Alex Wolff auditioned for the role of a 19-year-old kid who was heavily influenced by hip-hop and constantly tried to impress his older brother. Only when he Googled the name Dzhokhar Tsarnaev did he make the connection that he was auditioning for the role of one of the two the Boston Marathon bombers in “Patriots Day.”
“When I got the script, they very smartly did not specify the role of the Boston Marathon bomber in the description,” the actor told TheWrap about Peter Berg’s fact-based drama. “They just described him as a 19-year-old kid, hip-hop influenced, cocky and desperately trying to please his brother as a radical Islamist. I was like, I can totally take this on. When I looked up the name, it was the Boston Marathon bomber.”
Wolff added that when the explosions went off during the Boston Marathon in 2013, many people told him that he looked like Tsarnaev, who was identified as the one of the bombers along with his brother Tamerlan.
“When he came on the Rolling Stone cover, it was shocking for my parents, because we looked so similar especially with the look he was giving and the chin hair and even the shirt he was wearing — I had one like that,” he said. “I knew in the back of my mind, if they are going to make a movie about this, I might be at least considered.”

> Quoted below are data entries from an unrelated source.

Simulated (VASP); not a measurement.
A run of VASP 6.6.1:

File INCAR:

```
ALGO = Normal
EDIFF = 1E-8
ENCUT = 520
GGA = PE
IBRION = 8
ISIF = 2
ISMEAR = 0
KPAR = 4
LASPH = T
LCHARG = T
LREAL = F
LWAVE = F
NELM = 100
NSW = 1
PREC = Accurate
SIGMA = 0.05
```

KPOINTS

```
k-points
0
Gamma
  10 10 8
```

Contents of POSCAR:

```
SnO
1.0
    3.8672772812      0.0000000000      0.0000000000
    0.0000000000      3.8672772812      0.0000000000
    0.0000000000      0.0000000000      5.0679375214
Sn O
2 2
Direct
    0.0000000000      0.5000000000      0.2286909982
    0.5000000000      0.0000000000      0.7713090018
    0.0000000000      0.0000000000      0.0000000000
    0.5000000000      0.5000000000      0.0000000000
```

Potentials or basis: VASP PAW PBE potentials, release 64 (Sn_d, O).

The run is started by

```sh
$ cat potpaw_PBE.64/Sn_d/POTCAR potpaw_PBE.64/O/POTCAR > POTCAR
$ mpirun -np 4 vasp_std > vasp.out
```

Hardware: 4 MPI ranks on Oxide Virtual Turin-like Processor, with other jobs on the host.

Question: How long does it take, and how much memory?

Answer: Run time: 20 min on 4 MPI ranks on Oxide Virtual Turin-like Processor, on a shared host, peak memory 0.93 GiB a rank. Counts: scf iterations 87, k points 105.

But when he was actually given the part, there was a lot of hesitation from him and his family. He’s the son of jazz pianist Michael Wolff and former “thirtysomething” star Polly Draper, and the brother of “The Fault in Our Stars” actor Nat Wolff (with whom he starred for three seasons on Nickelodeon’s “Naked Brothers Band”).
“My first thought was, ‘No way, I’m not going to do this,’ even though I’m ‘right for it,'” Alex Wolff said. “My mom was like, ‘No way, I’m not going to let you be seen in this light.’ There was a lot of hesitation, but I ended up thinking about first of all being part of history and telling a story. If I didn’t play this role, someone else will do it and it might be out of the character, and he wouldn’t get into who he is and he maybe wouldn’t see the vulnerabilities that I did of trying to please his older brother. I thought, better me than anybody else.”
Plus, the film was shaping up to be a high-profile movie with a starry cast led by Mark Wahlberg, John Goodman, J.K. Simmons, Kevin Bacon and Michelle Monaghan. Themo Melikidze plays Tamerlan Tsarnaev.
Instead of approaching the character as a terrorist, Wolff said he tried to tap into certain, less violent personality traits to understand Tsarnaev. “I didn’t play a terrorist, I played what I thought was more true, the parts that I understood about him. I couldn’t hurt anybody — I’m a tall, skinny dork, I can’t get myself there,” he said.
“So I thought, if I couldn’t do what this guy did, let me see some personality traits I can try to tap into. I have this overwhelming need to please my brother, Nat, so that’s a real way in. Then I thought about the place I grew up, the kid who wanted to be this tough, hip kid, who was really someone else, who was really insecure about his own masculinity. I just got into the hip-hop thing so I knew that guy … Sure enough, I started to have a three-dimensional, real person.”
To prepare for the role, Wolff read Tsarnaev’s Twitter feed and started to memorize each individual tweet, and also watched a video of Tsarnaev being “chillingly sweet” to his niece over and over again. But the one thing he couldn’t — and wouldn’t — do was meet Tsarnaev in person.
“Even if I could, I wouldn’t want to,” he said. “He doesn’t deserve that. I wanted to develop my own character. If I did meet with him, there would be so much hate, there would be no way I could talk to him. I had to disconnect myself from him in order to play him.”
That disconnect between the sweet kid on videos and his violent actions on marathon day were part of what intrigued the actor. “I found it really interesting that someone who could appear so lovable could be so dark and disturbed inside,” Wolff said.
The actor said the most difficult scene to shoot was one in which a young police officer gets killed during the manhunt. “There is something about looking a man in the eye and watching him getting murdered, trying to grab his gun while he was dying,” Wolff said. “That was really cold-blooded and a pretty savage, horrible thing to do.”
Wolff recently wrapped production on next year’s “Jumanji” reboot co-starring Dwayne “The Rock” Johnson and Kevin Hart. Wolff told TheWrap that he agreed with Johnson’s description of the movie being a “continuation” of the franchise, not a reboot: “It’s not even close to a remake,” Wolff said.
“Patriots Day” opens in limited release on December 21, before hitting theaters nationwide on January 13.